Just wanted your opinion on this. The other day I was on the internet chatting, this guy I was chatting to after finding out that I was married started calling me baji. I didnt think that was appropriate
because I have only spoken to this guy once and it was a very general conversation. I asked him why he was calling me baji and he said that all muslim married women were his sisters.
I beg to differ. I have a younger brother and I love him more then life. I would not call any nut off the block my bhai because he would then be in my munay’s category. I just dont think everyone is good enough to be called bhai (I mean there are allot of perverts out there
). I told the guy I was chatting with this, that I do not think you have to name everyone a sister or lover, you can be friends. In return he gave me this leture about in islam. Im kinda confused, he is kinda right and kinda wrong, my munna (my younger brother) is munna and no one is of his status.
what do you think?
i'de prepare it if some1 called me baji or bahain becouse it shows they respect u enough to call u there sis, i hate it wen ppl on the net want more then friendship, and u know u're not the only one there chattin 2, i'm 18 and if i by chance be chattin 2 some1 thats 15 he'll ask if dats ok, it's fine by me cause i only want friendship it's them that want more
well for me... if i want to have a relationship with a girl as a friend and nothing more as an indication of my motives i might say that she was like my sister. i.e someone who is your friend and you motives are not to have a boyfriend/girlfriend relationship. And also it is the ultimate form of respect. I dont see why there is a problem unless a girl likes someone more then a friend and the guy calls her his sister. Its also a good way to tell someone you are not interested in a more-then-friend relationship.
i dont know if i'm being a westernized bigri hui larki or what.....but i do not appreciate being called behen by strangers.....i mean i''m m brothers and sisters behan or baji.......not someone elses....for other i can be their friend or whatever....but not behan...u know my name....call me by it....baji is a word of respect so no prob there.....
"If u must make a mistake, make a new one each time"
I think what I meant to say is that the relationship between a brother and sister is sacred and very intimate, sorry for sounding so snotty but I dont think everyone out there is good enough to share that with me....
as for wanting something more then a friendship...I DONT THINK SO !
Referring to females as “Behn, or Baji” is part of our Culture, and it should not be confused with blood relations.
How about priests being addressed as Brothers and nuns as Sister in Catholic faith? I guess you will have objection to that, Santa Maria de la Mohn Phuta unaware ela Pakistani customs.

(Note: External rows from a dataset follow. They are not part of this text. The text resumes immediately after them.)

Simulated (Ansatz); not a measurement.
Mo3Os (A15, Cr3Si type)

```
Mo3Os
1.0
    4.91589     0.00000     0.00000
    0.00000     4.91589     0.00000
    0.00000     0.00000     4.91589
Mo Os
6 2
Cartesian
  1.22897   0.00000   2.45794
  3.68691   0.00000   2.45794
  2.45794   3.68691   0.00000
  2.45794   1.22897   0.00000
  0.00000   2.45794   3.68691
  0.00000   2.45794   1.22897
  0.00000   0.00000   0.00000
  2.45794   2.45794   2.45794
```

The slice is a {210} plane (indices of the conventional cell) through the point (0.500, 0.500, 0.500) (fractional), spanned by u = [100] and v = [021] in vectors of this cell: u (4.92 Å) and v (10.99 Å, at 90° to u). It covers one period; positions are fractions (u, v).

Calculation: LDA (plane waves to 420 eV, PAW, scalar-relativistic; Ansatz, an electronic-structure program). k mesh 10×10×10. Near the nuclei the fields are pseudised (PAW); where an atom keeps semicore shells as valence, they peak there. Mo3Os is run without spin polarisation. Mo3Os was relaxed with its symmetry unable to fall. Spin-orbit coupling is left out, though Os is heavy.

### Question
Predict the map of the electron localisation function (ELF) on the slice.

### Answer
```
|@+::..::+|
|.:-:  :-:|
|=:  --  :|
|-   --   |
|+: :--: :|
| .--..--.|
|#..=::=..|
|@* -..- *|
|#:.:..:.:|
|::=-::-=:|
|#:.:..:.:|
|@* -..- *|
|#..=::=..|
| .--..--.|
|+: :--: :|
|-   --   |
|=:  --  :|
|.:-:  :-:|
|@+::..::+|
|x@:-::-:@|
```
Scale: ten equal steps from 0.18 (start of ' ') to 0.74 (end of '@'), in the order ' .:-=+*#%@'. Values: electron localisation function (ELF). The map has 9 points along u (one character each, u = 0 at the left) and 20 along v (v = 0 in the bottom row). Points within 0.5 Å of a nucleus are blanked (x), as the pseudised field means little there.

but that doesn’t mean otherz can’t call u BAJI..itz a way of showing respect!..and if u don’t feel like being a sister 2 any1 else except ur munna bhai then i feel sorry 4 u!..
Whatever limits us we call fate!
Whatever we can’t change we call destiny!
Hows that for a flipside. Till now, I had seen guys who flipped out when a girl called them bhai, because according to them, that killed their chances of having more than a normal friendship with that girl. But thats just a side note.
About the topic, calling a stranger 'bhai' or 'behen' doesnt make them one, and it doesnt forbid u from marrying them. Thats the only religious connotation thats attached to it. Otherwise its merely a respectful way to address someone, just like u call elders uncle or auntie, no matter what their relationship is to you.
Noone is denting your relationship with your siblings by calling u baji or bhaijan. Your original relationship stays. But if you feel threatened by it, you can always forbid the person from calling u baji or sister. I personally feel it amounts to nitpicking. Whats the big deal about it.
just because ur letting someone call u baji doesnt mean that person is trying to take ur siblings' place. Its all about respect. I mean, dont most Pakistanis call their parents' friends, neighbours etc, uncle/auntie?? Doesnt mean they're my real khala or something. Its just a way of addressing people in a less impersonal, western way..
What are trying to prove wrong here, your self or the guy?
I can clearly see why he called you sister/baji and I can see it from a religion prospective.
But I don’t see why are you stressing it over?
I would like you to ask your husband a question! Ask your husband, what would he rather see you doing?
Chatting with a male friend?
Chatting with a guy that calls you baji and shows you respect because you are married?
Even if a perverted person calls you a sister or baji, you should be glad because he has no perverted intention towards you! In other words, you are safe!
On one aspect! I find it very limiting when one calls you such thing, but you don’t have to worry about that because you’re married.
And yeah! Why will a perverted person call you sister in the first place?
a1shah, kabhee tameez say bhee baat kur lia kuroe.
she just wanted to know what others think on the issue.. i always wondered too what a girl would think if i called here behen, sis, or bajeee..
I'd say that Youngbrat gave his say on this with all it's worthwhile.
M&M, i know for myself, i would prefer it if someone referred to me as baji or whatever .. regardless of it being chat or not.
Guys, if i'm correct, isnt' it also in the Punjabi culture...that men who're older, refer to younger ladies as bajis. Just out of respect, no? Now that, i think, is...well..really sweet. To say it one way.
The fact of the matter is that these same women have no trouble conversing with non-muslims but when one member of our ummat - a muslim - calls them sister - they don't like it.
They are lafangas, wagera, wagera.
Again, I don't know Maria so I am not accusing her. Pls do not jump on my case. However, I have seen many such cases where muslim women do purdah from muslim men but roam hijab-free amongst the non-muslims.
I am absolutely OK with being called a baji or a bahain. It certainly is respectful and gives me a feeling of pride.
Besides, all Muslims are brothers and sisters.So, I really don't see any thing wrong with being referred as a sister.